The transfer follows widespread publicity about Zaoui’s case and growing calls for his release. A 180-strong protest meeting in his defense was held in Auckland September 17. Supporters mounted a 24-hour vigil outside the prison October 24.

Although the Refugee Status Appeals Authority, a government body, granted Zaoui asylum in August, he continues to be imprisoned under a Security Risk Certificate. This is the first use of such a document, created by 1999 legislation that increased the powers of the immigration police. The certificates allow the detention and deportation of immigrants based on secret evidence. Government officials claim that Zaoui poses a possible “threat to national security.”

Zaoui was elected to Algeria’s parliament in 1991 as a member of the Islamic Salvation Front (FIS) until the Algerian military staged a coup and his party was outlawed. Officials in New Zealand have attempted to link him to the Islamic Armed Group (GIA), a split-off from the armed wing of the FIS that they brand “terrorist.”

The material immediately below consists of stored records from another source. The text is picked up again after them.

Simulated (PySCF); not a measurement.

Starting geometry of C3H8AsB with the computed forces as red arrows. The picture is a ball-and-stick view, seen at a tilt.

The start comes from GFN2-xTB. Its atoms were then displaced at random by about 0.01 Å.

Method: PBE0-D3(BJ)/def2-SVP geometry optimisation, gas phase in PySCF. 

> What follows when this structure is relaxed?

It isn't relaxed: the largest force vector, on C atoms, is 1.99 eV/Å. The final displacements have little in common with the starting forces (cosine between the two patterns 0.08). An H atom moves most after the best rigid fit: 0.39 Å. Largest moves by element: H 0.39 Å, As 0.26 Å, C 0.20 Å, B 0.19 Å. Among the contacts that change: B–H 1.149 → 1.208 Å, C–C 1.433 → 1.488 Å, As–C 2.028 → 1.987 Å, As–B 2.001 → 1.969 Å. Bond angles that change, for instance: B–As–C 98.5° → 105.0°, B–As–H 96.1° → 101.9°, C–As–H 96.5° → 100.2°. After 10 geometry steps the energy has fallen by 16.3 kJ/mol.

Detained in December 2002, Zaoui was placed in solitary confinement on the basis of a “threat assessment” by the police. It was subsequently revealed that the cops used the website of Lyndon LaRouche, an ultrarightist based in the United States, as one of the key sources for this assessment.

Government ministers have refused to back up their accusations against him, citing the “classified” nature of the evidence. “I have been put in a terrible position because I can’t actually respond to all of the allegations [of unjust imprisonment],” said immigration minister Lianne Dalziel, quoted in the November 2 New Zealand Herald. “If we as a country do not treat classified security information confidentially we simply won’t receive it.”

Several months ago the government ordered the Inspector-General of Security and Intelligence, retired judge Laurie Greig, to review the materials in the Security Risk Certificate before making a decision on whether to deport Zaoui or release him.

The Herald reported that “Greig has said he will not take human rights into consideration in his review,” and will also not reveal the secret allegations made against Zaoui by the Security Intelligence Service.

Zaoui’s lawyers are challenging these rulings in the High Court. Turning reality on its head, Dalziel blamed their legal challenges for Zaoui’s continued imprisonment.

Meanwhile, the Labour Party government of Prime Minister Helen Clark has taken other demonstrative steps against workers’ rights in its own “war on terrorism.”

With the opposition of only the Green Party, parliament passed the Counter Terrorism Act October 22. The legislation creates new criminal offenses and gives police greater official powers, including the go-ahead to use tracking devices more broadly. Police officers with a search warrant can now require people to provide access to their computers, including their personal passwords. Materials collected under a warrant issued for one offense can, for the first time, be used in court as evidence for a different charge.

Justice minister Philip Goff admitted these measures were not just intended for “terrorist” activities but for broader use. “The sorts of things the terrorists do and the powers needed to track down terrorists are the same powers needed to deal with other forms of serious criminal activity,” he said, according to an October 22 New Zealand Press Association report.

On November 7, Porirua school teacher Paul Hopkinson was convicted on a charge of desecrating the New Zealand flag following a protest in March against the war on Iraq at which a flag was burned. Hopkinson was charged under a little-known 1981 law and is the first person to be convicted here of such an offense.

Clark made an official visit to the Middle East beginning late October. The prime minister visited New Zealand troops in Afghanistan and an engineering unit of the New Zealand Army in Iraq, which serves under the command of British officers. Clark dressed in army fatigues for her speech to the troops. In a media statement, she saluted the soldiers’ work in the “high-threat Basra environment.”

One month earlier the prime minister had farewelled the 61-strong force at the Ohakea airbase, near the town of Bulls in the North Island. She emphasized that they would be involved in “reconstruction-humanitarian work,” in contrast to the “law and order stabilization work” undertaken by U.S. troops. According to the Herald, she also noted that they would be “armed, and permitted to defend themselves.”